# Automatic sometimes won't shift into 3rd or 4th



## jimaphill (Feb 7, 2004)

Starting a few days ago, my 4-speed automatic 56,000 miles, fluid changed at 36,000) sometimes won't shift into 3rd or 4th but instead stays in 1st and 2nd. When it does this, it shifts into 2nd at almost exactly 4,000 RPM, whether the acceleration is hard or gentle. The shifts feel normal, whether the problem occurs or not.

No OBD II codes, and I feel that the transmission itself is OK but that there's something wrong with an electrical cable or sensor.


----------



## Shawn (Sep 18, 2002)

Hmmm that bites. Do you drive the car hard? Our trannies are weak as hell, I learned that the hard way.


----------



## ScAvEnGeR (Jan 28, 2004)

OK... I'm having the same problem as this one and I drove it damn hard... Until the speed cut at 190km/h and 7000 RPM... Any advise???


----------



## jimaphill (Feb 7, 2004)

Shawn said:


> Hmmm that bites. Do you drive the car hard? Our trannies are weak as hell, I learned that the hard way.

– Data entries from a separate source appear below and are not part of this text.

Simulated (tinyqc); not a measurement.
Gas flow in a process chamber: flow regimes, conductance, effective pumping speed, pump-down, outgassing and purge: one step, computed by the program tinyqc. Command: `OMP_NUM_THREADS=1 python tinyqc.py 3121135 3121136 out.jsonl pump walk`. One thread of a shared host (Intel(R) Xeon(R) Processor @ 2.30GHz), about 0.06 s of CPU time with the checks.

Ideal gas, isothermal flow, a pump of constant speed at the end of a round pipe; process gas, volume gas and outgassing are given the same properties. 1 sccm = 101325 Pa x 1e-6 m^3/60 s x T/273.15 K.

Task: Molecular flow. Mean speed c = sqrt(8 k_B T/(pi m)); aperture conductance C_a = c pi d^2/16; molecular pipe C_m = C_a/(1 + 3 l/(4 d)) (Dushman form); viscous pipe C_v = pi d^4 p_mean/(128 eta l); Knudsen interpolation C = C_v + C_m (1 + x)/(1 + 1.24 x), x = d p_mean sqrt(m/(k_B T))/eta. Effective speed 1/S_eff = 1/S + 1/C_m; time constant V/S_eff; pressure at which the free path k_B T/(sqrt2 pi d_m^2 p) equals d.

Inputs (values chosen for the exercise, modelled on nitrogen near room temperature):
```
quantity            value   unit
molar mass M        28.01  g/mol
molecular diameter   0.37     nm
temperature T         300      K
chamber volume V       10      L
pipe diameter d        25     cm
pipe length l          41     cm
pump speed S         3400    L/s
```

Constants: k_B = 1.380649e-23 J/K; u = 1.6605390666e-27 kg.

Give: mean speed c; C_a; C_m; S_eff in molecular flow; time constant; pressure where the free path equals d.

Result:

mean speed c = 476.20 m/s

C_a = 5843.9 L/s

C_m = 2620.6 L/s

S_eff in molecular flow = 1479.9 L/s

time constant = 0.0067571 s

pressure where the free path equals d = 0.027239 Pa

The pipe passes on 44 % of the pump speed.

I drive it easy, on flat land, and carry very little load. I think the transmission itself is fine but that the people who removed the engine and transmission (apparently the engine was ruined when it was filled with transmission fluid and then rebuilt) did a bad job reinstalling the electrical cables and routed some of them badly and let some dangle unsupported. 

I thought the problem could be with the vehicle speed sensor, which has one of those dangling cables, but apparently it's used only by the speedometer, not the computer. However I've heard that there's a second speed sensor that reads the motion of the parking pawl teeth, although I haven't been able to find it on the car or any schematic (but I don't have a transmission schematic).


----------



## lshadoff (Nov 26, 2002)

According to the '97 FSM, a MIL light is not tripped for failure to shift into 3 or 4 if the problem is "...an electrical malfunction (circuits open or shorted) but is a mechanical malfunction such as control valve sticking, improper solenoid valve operation, malfunctioning servo piston or brake band, etc.". The MIL codes are P0703 and P0704.

So, you're right; look for an electrical problem.

Inputs to the A/T control unit are:
O/D OFF indicator
Vehicle speed sensor
Throttle opening from ECM
Engine Speed from ECM
TPS
Inhibitor switch (controls what gear you are in - operated by the shift lever)
Overdrive control switch
A/T fluid temperature sensor
Revolution sensor from trans

Lew


----------



## BryanC 95SE-R (Mar 24, 2004)

I dont know, but this might be a possibility, but im not mechanically inclined, so i dont value my own opinion on this matter, its jsut a possibility it could be a downshift celanoid or somehing, same thing happend to my dads blazer.
bryan


----------



## Dego (May 21, 2003)

This might sound stupid, but hell I aint no mechanic eather. I am having simular problem in my Jeep, and I suspect that when I got my oil changed and they topped off my fluids thiey over filled the Trani fluid. I checked my fluids after I noticed the problem and my trani fluid was way over filled. So far I have only noticed it when it is hot out and my transmition shifts fine at first but after driving it for 10 minutes or so, that's when the problem starts. If this aplies then cool, if not sorry for straying a bit.


----------



## ScAvEnGeR (Jan 28, 2004)

I found the source for my problem... It's just that the auto trans has "spun" some length of the accelerator cable IN so all I did was adjust the cable by pulling a little back out~! SIMPLE 

Our throttle cable is two parts right??? There's the one connected to the pedal then the hub and connects to the tranny right??? The one on the tranny has a little squeeze-to-unlock cable "valve"... Just press down on it and adjust the cable either up or down... Pull more out of the tranny if the shift is at too high rev... But not too much cause if you do then you'll never launch~! Hhahaha....


----------



## Honestgabes (Sep 10, 2016)

My name is gabe. I'm having the exact problem. How exactly did you fix it. Where is the location on the tranny? Any help would be great.


----------